The Sea Museum

Entrance to the tunnel at Atlantic Ave. and Court St., BrooklynA little while ago, Bluemouth associate artist Daniel Pettrow was invited by the French Institute Alliance Française (FIAF) to stage the first English reading of French novelist Marie Darrieussecq’s play Le Musée de la mer [THE SEA’S MUSEUM] during its annual Crossing the Line Festival of inter-disciplinary contemporary arts, presented this month in New York City. Daniel subsequently recruited Bluemouth Inc to help realize this staging in – of all places – the abandoned subway tunnel at the intersection of Atlantic and Court  Ave in downtown Brooklyn. Thanks to Dan and FIAF, I was able to fly down to NYC last friday morning and help prepare the sound design for the play’s readings on saturday and sunday afternoon.

Down the tunnel

Although New York designer Omar Zubair and I had already generated a nice collection of sonic gestures and textures over the past few months (including a generous donation of Icelandic soundscape recordings by Toronto poet Angela Rawlings) , the incredibly focused acoustics of this half-mile long tunnel steered us in a more austere direction. As over 70 people descended the ladder one at a time from street level down into the tunnel, I mashed up vintage Hawaiian music with the soundtracks of Jean Painlevé’s early aquatic documentaries. A large video projection of Jean Painlevé’s films spanned the tunnel’s curved brick ceiling and enveloped the waiting audience.

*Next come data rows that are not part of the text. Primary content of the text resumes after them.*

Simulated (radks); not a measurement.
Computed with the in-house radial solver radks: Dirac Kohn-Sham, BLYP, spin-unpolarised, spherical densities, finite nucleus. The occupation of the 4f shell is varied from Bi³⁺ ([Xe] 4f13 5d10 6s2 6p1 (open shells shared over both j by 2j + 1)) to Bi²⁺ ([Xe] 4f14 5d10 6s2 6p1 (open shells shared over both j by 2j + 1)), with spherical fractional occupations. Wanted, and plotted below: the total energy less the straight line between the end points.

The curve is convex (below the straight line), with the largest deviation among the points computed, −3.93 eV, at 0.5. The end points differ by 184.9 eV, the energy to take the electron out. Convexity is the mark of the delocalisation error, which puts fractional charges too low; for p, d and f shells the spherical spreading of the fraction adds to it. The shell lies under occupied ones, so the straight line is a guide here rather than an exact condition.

Pettrow reaches the endWith the actors leading the audience by flashlight, the play unfolds  down the entire length of the tunnel. Long, deep and slow moving wedges of sound slowly rise and follow the audience as they move towards a dead end. In setting and adjusting sound levels I would leave the mixer station and walk halfway down the tunnel, only to discover that volume level of the music was not changing at all. Higher frequency content would naturally disappear with distance, leaving only a juggernaut of low end to continue soaring down through the tunnel. Speaking and Ciara Adam’s singing at one end of the tunnel were clearly audible at the other end. We hardly needed amplification at all.

The Centre for Sleep and Dream Studies

The Scream Literary Festival 2010Last Wednesday night I returned to The Centre For Sleep and Dream Studies by way of Levack Block’s front room bar in Toronto. This version of “The Centre…” took the form of a late-night, 4-hour interactive audio-lounge surreality event curated by Angela Rawlings for The Scream Literary Festival.

I first entered The Centre almost 5 years ago as part of a creative team assembled by Angela to help investigate how her book, Wide slumber for lepidopterists, might translate from page to stage.

Here is Angela’s own “Report on The Centre for Sleep & Dream Studies, + Somniloquixotic Questionnaire” from last week’s re-visiting.

… and here is an excerpt from the night’s audio highlight – an improvised performance by Angela Rawlings and Ciara Adams (vocally improvised sounds of breath, fricatives, song, and orgasm) and Richard Windeyer (live electroacoustic processing)

While the event ended well, I have to say this was a crazy (but insightful) gig.

Angela and I had met the week before to plan out what “The Centre” would sound like over the course of its 4 hour performance. We used the different stages of NRem sleep to create a loose temporal structure, collected a variety of audio sources (live interviews with audience members on the subject of their dream experiences, the nocturnal utterings of Dion McGregor, excerpts from Gordon Jenkins classic recording “Seven Dreams (A Musical Fantasy)”, pop songs of sleeping and dreaming and so on.

Now, we were expecting to perform this in the back room of the venue to a fairly captive listening audience. However, upon arriving at the bar, we found our gig re-located to the front room bar, which was now waist-thick in a very frantic and hungry post-reading chatter party vibe. Suddenly the room for the kind of sonic detail and nuance we had emphasized in our planning was gone. Obliterated by a crowd starved for party.

The sound system was basic and the overall noise level in the room intense. In retrospect, what would have really helped me take control of the room, was a free-standing DJ set in my back-pocket, with all tracks fully beat-mapped, warped and indexed – just to keep the party bouncing while our well-made plans started to self-combust. Unfortunately I had come prepared with something very different. So after dashing back and forth between my prepped tracks and stuff on my iPhone, I let the groove settle on a very stripped down texture of beats (built gradually by hand/mouse), oscillating low-end bass patterns, randomly looped and  vocoded fragments from the dreamer interviews happening at the back of the room. In the end, this approach seemed to work, largely by establishing a rhythmic framework or counterpoint, through which, all the party chatter (and the surreal dreamings of Dion McGregor and audience members) could be heard. The trick was in knowing to leave (a lot) of space for every other sound in the room, working with it as a foregrounded texture, rather than pick a fight with it. I know many other artists and DJ’s who would have handled the situation with much more assertion (even sonic aggression). But this seemed to work – at least for this (nicely niche) crowd – evoking mostly positive responses (thanks everyone!)

I would love to try this approach again sometime.

(though I still resolve never to show up to the gig without something in my back pocket!)